Quranic Science

Family of the Heart - DIALOGUE & DISCUSSIONS 

God and His creation are one

Dear Friends,

I have said this before and I will say it again one more time so that we may all see spontaneously what there is to see in what one is saying -- that is, to see something together by looking in the same direction, at the same time, on the same level of being, so that we can see the same thing that someone is showing by restraining our own thoughts, computations and extrapolations from interfering and distorting the truth of what one is saying.

The art of seeing is remarkably simple, yet we have eyes and cannot see truly what we are looking at, because our own projections and whatever little learning we've acquired conspire to create so much noise in our little heads that we cannot hear what another is saying or has to say, yet we lie to ourselves and others about having understood all there was to see and understand.

We do this almost unthinkingly by repeating, parrot-fashion, what we believe are truths culled from the Book of Life itself. There is no such book. 

Let's look at Feroz Karmally's point of view.

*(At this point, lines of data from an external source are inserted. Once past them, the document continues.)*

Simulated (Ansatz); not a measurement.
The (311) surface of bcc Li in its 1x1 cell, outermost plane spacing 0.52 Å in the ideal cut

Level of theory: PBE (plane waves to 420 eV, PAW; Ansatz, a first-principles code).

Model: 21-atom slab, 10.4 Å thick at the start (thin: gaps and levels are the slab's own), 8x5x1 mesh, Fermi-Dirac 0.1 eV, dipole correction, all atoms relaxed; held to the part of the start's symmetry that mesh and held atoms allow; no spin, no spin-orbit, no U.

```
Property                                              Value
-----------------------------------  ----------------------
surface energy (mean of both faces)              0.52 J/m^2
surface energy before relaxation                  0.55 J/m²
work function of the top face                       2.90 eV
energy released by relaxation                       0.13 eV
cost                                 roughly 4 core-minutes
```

In his last post, Feroz contends God is something quite apart from His creation. In his offhand and habitual way (going by the miles and miles of screed he has published on this discussion board), he does not agree with my simple unprejudiced contention that the creator and his creation are one. He refuses to see what I have said a few times, that the spirit of God, the creator of the universe, pervades all of existence in its myriad forms, wherever we tiurn -- in the animal and plant kingdom, in non-living things, or in human life.

I keep saying that God is part and parcel of His own creation.

At Family of the Heart, the problem we keep facing in almost every discussion is that too many people appear to be saying all sorts of different things without regard to the topic of discussion, based on what the writers know, or wish to hear. Then there are those who bring religion into everything -- even if it is love and friendship among South Asian men and women, a topic that failed to generate much interest because, I think, some religious moralists in our midst derailed that train of thought.

Religion is truly the bane of our existence. Yet, at Family of the Heart, to be sure, we keep slaughtering each other with our knowledge of God, the Koran and Hadith -- or whatever. Again, out of habit or our natal conditioning, we label each other: right, wrong; Muslim, atheist; blah, blah; blah, blah; blah, blah. 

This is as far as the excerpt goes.